What are we all about?

James Gilmour jgilmour at globalnet.co.uk
Fri Jul 26 15:15:12 PDT 2002


Josh wrote:
>
> misinformation.
>
> and it isn't as wrong as you would have us believe.
>
> two stages elections where certain candidates are eliminated after the first
> round based on the first round results are, in some important ways,
> identical to multiple stage elections like IRV or STV.
>

But in some even more important ways they are so different as to make any comparison completely meaningless and therefore totally
irrelevant.


> ok, maybe not similar enough for rigorous analysis.
>

I think you have conceded the point, but I suspect you won't agree.

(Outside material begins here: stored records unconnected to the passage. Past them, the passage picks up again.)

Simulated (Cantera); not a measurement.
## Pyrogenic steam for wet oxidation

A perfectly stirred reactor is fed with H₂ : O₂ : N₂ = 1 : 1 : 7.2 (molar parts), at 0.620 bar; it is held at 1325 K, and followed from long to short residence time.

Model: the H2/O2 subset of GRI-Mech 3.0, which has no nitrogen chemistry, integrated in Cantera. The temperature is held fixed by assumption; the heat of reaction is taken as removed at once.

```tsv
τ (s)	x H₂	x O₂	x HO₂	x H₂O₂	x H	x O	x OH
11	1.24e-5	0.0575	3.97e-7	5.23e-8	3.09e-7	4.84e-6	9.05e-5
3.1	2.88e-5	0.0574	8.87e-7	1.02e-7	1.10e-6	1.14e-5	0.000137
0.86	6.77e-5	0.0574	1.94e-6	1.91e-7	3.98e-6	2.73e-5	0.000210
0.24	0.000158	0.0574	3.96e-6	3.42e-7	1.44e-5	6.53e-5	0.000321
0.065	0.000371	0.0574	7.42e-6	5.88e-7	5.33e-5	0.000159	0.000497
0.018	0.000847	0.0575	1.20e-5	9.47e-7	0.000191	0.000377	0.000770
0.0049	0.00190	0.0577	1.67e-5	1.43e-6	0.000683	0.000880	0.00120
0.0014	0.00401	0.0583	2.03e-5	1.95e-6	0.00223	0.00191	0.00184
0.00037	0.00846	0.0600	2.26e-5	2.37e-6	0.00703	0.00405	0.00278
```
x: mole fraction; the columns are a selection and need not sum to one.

> but it was a problem of ideological similarity splitting the majority
>

This is not the problem.  This a common feature of real politics.  The voting system should not artificially constrain real
diversity of opinion.

The problem was one of a defective voting system denying any mechanism to allow a majority to re-group progressively from its
initial split position.  This can be done by exhaustive ballot (very expensive), IRV or Condorcet, and no doubt by some other
systems as well.


References to France in this context are at best irrelevant and at worst deliberately misleading.

James Gilmour


> -----Original Message-----
> From: James Gilmour [mailto:jgilmour at globalnet.co.uk]
> Sent: Thursday, July 25, 2002 5:37 PM
> To: election-methods-list at eskimo.com
> Subject: RE: What are we all about?
>
> > -----Original Message-----
> > From: Narins, Josh [mailto:josh.narins at lehman.com]
> > Sent: 25 July 2002 15:33
> > To: 'election-methods-list at eskimo.com'
> > Subject: RE: What are we all about?
> >
> >> Someone wrote:
> > > Hare/IRV tends to become erratic with more than seven
> > > or so candidates in the race, particularly when
> > > some of the candidates are ideologically similar.
>
>
> Josh wrote:
> > SEE: France
> >
>
> I don't know whether this is mis-information or dis-information.
> Either way, it is wrong and completely irrelevant.
>
> The "problem" with the French Presidential election system is that the votes
> are not transferable.
> Had the highly fractured Left been able to re-group around a preferred
> candidate, there never would have been a news story.
>
> It is a common mistake to think that France uses some system like IRV.  They
> don't even use the Exhaustive Ballot properly as they
> allow only the top two candidates from round one to go into round two.  With
> the consequences we have all seen.